The United States requires the visa conversation first, every time, without exception. The B-1/B-2 tourist visa for Indian passport holders can take several months from application to issuance in peak season, and a trip that is not planned around that timeline is a trip that does not happen. Start the application as soon as the trip is conceivable — the visa is valid for ten years once issued, so the effort is a long-term investment rather than a single-trip cost. We raise this at the beginning of every US enquiry, before hotels or flights.
New York is the reason most Indian travellers go, and it earns it. The city operates at a frequency that rewards complete surrender to it — the Metropolitan Museum on a weekday morning when the Egyptian wing is empty, the High Line in October when the light is horizontal, the dinner in the West Village that begins at eight and ends when the restaurant closes around you. The Aman New York in the Crown Building is the most complete luxury hotel the city has produced; The Mark on 77th Street is the Upper East Side one. The neighbourhood question is the same one as in Paris: the Upper East Side, Tribeca, and the West Village are where New York lives; Midtown is where it works.

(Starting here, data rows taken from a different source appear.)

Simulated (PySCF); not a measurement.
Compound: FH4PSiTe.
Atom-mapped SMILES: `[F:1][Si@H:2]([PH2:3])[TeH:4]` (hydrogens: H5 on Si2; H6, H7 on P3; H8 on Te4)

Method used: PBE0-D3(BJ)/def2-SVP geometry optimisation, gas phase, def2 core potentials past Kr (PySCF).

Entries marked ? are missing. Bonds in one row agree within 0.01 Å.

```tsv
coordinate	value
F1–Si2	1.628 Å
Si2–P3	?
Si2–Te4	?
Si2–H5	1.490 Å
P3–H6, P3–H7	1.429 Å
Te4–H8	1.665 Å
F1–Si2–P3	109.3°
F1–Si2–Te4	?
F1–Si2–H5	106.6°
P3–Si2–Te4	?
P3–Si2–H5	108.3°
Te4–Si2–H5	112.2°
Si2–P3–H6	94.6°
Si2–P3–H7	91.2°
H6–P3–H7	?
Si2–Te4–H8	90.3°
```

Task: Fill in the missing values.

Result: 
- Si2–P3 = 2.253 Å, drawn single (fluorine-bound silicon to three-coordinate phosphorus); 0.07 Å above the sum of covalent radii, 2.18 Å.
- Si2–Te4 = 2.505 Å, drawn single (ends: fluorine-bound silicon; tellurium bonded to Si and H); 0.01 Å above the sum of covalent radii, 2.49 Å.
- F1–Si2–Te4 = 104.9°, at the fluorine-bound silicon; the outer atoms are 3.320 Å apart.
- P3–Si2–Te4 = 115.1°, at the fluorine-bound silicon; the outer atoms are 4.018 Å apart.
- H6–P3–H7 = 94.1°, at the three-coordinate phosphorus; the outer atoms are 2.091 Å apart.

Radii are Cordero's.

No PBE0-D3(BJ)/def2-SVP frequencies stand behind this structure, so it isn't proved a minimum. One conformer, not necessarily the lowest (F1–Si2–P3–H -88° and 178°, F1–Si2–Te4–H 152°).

Los Angeles requires a different orientation entirely — it is a car city, the scale is enormous, and the best of it is found between the ocean and the canyons rather than in any particular neighbourhood. The Rosewood Miramar at Santa Monica and The Beverly Hills Hotel’s Polo Lounge are both genuine alternatives to Midtown thinking. Hawaii is the Pacific close — the Big Island’s volcanic coast at Four Seasons Hualalai is unlike any other place in the American portfolio.